Which Christian missionaries are you thinking of?
He's written previously in a way that suggests he doesn't know or respect the difference between atheists and Christians. He seems to think the only reason people would object to his masterful defense of Islam would be to promote and defend a competing religion. He doesn't grasp that many of us here oppose all religion, and that our criticism of his comes from that, not from a different devotion.
In his other thread he touts the superiority of the Qur'an over the Torah and the New Testament, apparently expecting his critics to defend those books. He doesn't get that the majority of his critics don't accept any of them as divine revelation. That said, there are still many of us who have a good working knowledge of the world's compendium of holy writ and can respond meaningfully to claims of historicity, provenance, and so forth. We can point out others' errors without professing a belief in those religions ourselves. It's a common paradox that people who approach a religion academically often know more facts about it than those who were brought up in it and just absorbed it osmotically.
It is somewhat strange to see you repeat this claim after you have been shown pages that count all the occurrences of "day" with quotes, and where the number is anything but 365.

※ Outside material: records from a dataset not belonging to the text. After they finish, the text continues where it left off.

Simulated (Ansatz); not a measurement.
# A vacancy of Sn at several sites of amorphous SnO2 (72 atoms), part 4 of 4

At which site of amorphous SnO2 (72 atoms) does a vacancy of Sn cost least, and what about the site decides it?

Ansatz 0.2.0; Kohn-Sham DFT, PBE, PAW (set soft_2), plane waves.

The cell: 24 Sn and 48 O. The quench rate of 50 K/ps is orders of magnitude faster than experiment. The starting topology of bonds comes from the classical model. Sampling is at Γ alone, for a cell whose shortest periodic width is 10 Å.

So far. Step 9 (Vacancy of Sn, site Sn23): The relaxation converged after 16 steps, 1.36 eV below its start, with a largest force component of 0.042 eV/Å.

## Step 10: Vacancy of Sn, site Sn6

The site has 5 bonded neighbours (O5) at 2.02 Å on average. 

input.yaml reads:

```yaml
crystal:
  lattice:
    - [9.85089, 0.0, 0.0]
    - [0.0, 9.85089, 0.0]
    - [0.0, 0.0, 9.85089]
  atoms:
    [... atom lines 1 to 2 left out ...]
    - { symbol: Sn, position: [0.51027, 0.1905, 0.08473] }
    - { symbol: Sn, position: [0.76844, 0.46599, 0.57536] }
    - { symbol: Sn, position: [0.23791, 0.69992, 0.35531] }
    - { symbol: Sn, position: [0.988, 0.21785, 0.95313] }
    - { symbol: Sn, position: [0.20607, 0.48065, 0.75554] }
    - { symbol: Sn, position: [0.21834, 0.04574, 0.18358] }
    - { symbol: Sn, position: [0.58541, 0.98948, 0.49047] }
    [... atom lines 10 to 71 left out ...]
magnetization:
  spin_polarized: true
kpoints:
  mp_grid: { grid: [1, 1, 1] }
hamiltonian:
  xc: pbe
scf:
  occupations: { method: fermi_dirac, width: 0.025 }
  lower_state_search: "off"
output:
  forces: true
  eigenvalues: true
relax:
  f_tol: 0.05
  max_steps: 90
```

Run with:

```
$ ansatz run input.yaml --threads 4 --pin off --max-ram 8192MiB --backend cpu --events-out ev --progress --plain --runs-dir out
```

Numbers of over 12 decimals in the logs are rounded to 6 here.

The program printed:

Not so strange if you accept that he's just a cargo-cult evangelist and doesn't really understand either the claims he's making or his critics' lines of reasoning in response. His only engagement to the refutation has been a vague wave of the hands toward Arabic grammar, which he claims supports the hair-splitting taxonomy of which instances of "day" count, and which don't.
Unfortunately we called his bluff. We've come to understand that he doesn't actually read Arabic. He doesn't understand definite articles because Turkish doesn't have them. The idiom he's stumbling over is tied directly to the abstract notion of finiteness in linguistics. The speakers of languages that omit the definite article generally come late to these nuances when learning other languages. Here the nuance is important, because when the Arabic word for "day" is given the particular definiteness that comes from affixing the definite-article prefix, it acquires a wholly different meaning -- one for which some languages like ours have a completely different word. This is not generally true of nouns in Arabic, but it holds here. The Semitic construct of "day-with-definiteness" has a particular meaning, the idea that means exactly "today" in English. The difference in meaning in English between "day" and "today" is fully present in the Arabic, even though it's written as an idiom. Hence his desire to include
al-yawm in the list as if it were just another ordinary reference to "day" is as wrong as it can possibly be.
Now it's unwise for him to try to debate in English when his command of English is so poor. He may be ignoring our responses simply because whatever translation method he's using isn't up to the task. But if he's trying to be a Qur'an scholar and a master evangelist of Islam, unfamiliarity with Arabic is a show-stopper. It doesn't matter what other languages he doesn't read, the inability to read and understand Arabic -- including all its idioms and colloquialisms -- is fatal to an expert understanding of the Qur'an. He told us to go look at the Arabic just trusting that we wouldn't be able to tell that it doesn't say what he says it says.
I am also puzzled why it would be a miracle even if there were 365 occurrences of "day".
We're still trying to figure this out. As near as I can tell, it's just another example of cargo-cult reasoning, although it's not particular to him. Other Muslims tout this as some kind of miracle for the Qur'an. It's as if any old curiosity is just assumed to be evidence of the divine irrespective of any actual probative value.
I drew the parallel to the so-called Bible Code, in which letters taken at different strides in the Masorah are said to reveal hidden, encoded truths. At least that is said to convey some hidden additional meaning, as opposed to being just a numerological curiosity. Incidentally that's a fun computer programming exercise: take a block of text, render strings from it composed of letters at different regular strides, then look for words and phrases in those modulo strings that are deemed unlikely to have arisen by chance. Then ascribe to them whatever significance bubbles up out of your biases. If you do this with the American Declaration of Independence, the word "penis" appears five times. That obviously expresses the Founding Fathers' wishes to establish a gender-oppressive patriarchy.
Armchair stylometry is fun!
30 occurrences of the word "days" is also puzzling, because there are not 30 days in a year, and I am sure your god would know this if he existed.
Yeah, the relationship between the words and the cardinal entities they're supposed to reveal is not consistent. Astronomically speaking, there's no harmonious relationship among the solar day, the lunar month, and the solar or sidereal year. And frankly, the Arabs knew this. It's not as if these words counts actually reveal some arcane knowledge about the natural world. But the relationship of "day" to year, "days" to month, and "month" to year -- i.e., playing fast and loose with both the constituents of each unit and the grammatical number -- is a clear sign of wishful contrivance. It's pure numerology. It makes up the rules so as to arrive at the desired "coincidence," not because the rules have intrinsic significance. It's like taking the number of verses in the new testament, dividing it by Michael Jackson's waist size, and arriving at the number of cubits of longitude for the pizza place where Hilary Clinton is supposed to have a kiddie sex dungeon.